Hollywood will make in India if our workers are skilled: Kamal Haasan
Kamal Haasan the actor, director and producer is a known face. But he is also chairman of industry body Ficci’s media and entertainment sector skill council, which last week announced a Skill Certification Programme for film industry workers.
Kamal Haasan the actor, director and producer is a known face. But he is also chairman of industry body Ficci’s media and entertainment sector skill council, which last week announced a Skill Certification Programme for film industry workers. Excerpts from an interview:
In the motion picture industry, most high-end jobs like visual effects and graphics used to go to the US. Do you see a change?
It is already reversing. When PM said ‘Make in India’, the first industry that did it was media and entertainment, especially the animation industry. They are already making in India for Hollywood, like Life of Pi. Now a small portion of Hollywood’s hard labour is also done here. All the major studios have set-ups here. I foresee they will start making basic films here, because of cheap labour. For that we have to develop skills. If there is a skilled workforce and the labour laws are flexible, then they will ‘make’ here.
Tell us about this new skill certificate programme
This is a worker-led initiative. We start with certifying the existing level of skills of some 10,000 people, before bringing in new ones. If we invest in skills, we can reap tenfold. The films would become excellent; the workers would be worth more than they are now. change fast. Get a degree, and you are an engineer for life. But you can’t stay like that in any position here. Do you think a PhD in literature would certify a scriptwriter? We want to bring all the top guys to certify them in workshop we organise.
When skills improve, workers would expect wages to rise...
That is another department altogether. I can say I would be so happy to get my workers more money. I am also a worker, I will get more money. So it is simple.
We see people these days prefer their phones to cinema screens. Do you think the digital disruption is affecting films?

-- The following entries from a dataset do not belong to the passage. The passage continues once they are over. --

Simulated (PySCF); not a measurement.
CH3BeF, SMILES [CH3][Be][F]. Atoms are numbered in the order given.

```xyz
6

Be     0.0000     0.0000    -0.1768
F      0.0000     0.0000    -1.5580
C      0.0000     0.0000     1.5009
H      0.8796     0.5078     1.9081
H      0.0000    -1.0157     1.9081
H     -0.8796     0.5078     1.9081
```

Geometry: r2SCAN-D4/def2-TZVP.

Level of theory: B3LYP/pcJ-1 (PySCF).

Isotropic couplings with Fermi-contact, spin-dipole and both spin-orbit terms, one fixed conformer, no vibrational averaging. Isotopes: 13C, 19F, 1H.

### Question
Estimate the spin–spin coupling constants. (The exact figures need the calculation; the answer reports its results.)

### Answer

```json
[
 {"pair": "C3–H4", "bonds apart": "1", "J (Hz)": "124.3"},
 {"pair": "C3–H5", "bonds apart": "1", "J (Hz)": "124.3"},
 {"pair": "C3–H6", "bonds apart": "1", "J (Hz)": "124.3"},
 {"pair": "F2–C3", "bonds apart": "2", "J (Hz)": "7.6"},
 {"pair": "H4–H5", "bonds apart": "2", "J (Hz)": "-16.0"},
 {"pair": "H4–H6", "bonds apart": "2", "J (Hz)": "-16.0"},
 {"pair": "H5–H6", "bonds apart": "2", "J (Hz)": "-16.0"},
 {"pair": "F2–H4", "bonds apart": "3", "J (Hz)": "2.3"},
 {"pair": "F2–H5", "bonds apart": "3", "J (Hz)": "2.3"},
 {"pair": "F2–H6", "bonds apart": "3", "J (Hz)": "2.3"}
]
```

I look at it not as disruption, but as expansion. It is not ‘instead of’ but ‘also’. You can ‘also’ watch a film on mobile, or a tablet, or a screen. It is exactly like what happened to great singing artists who refused to sing in All India Radio. The few visionaries who understood the potential, their audiences expanded.
How do you view piracy?
It will go down. Why would you go for something pirated when it is readily available (affordably)? If demand and supply are well managed there won’t be piracy.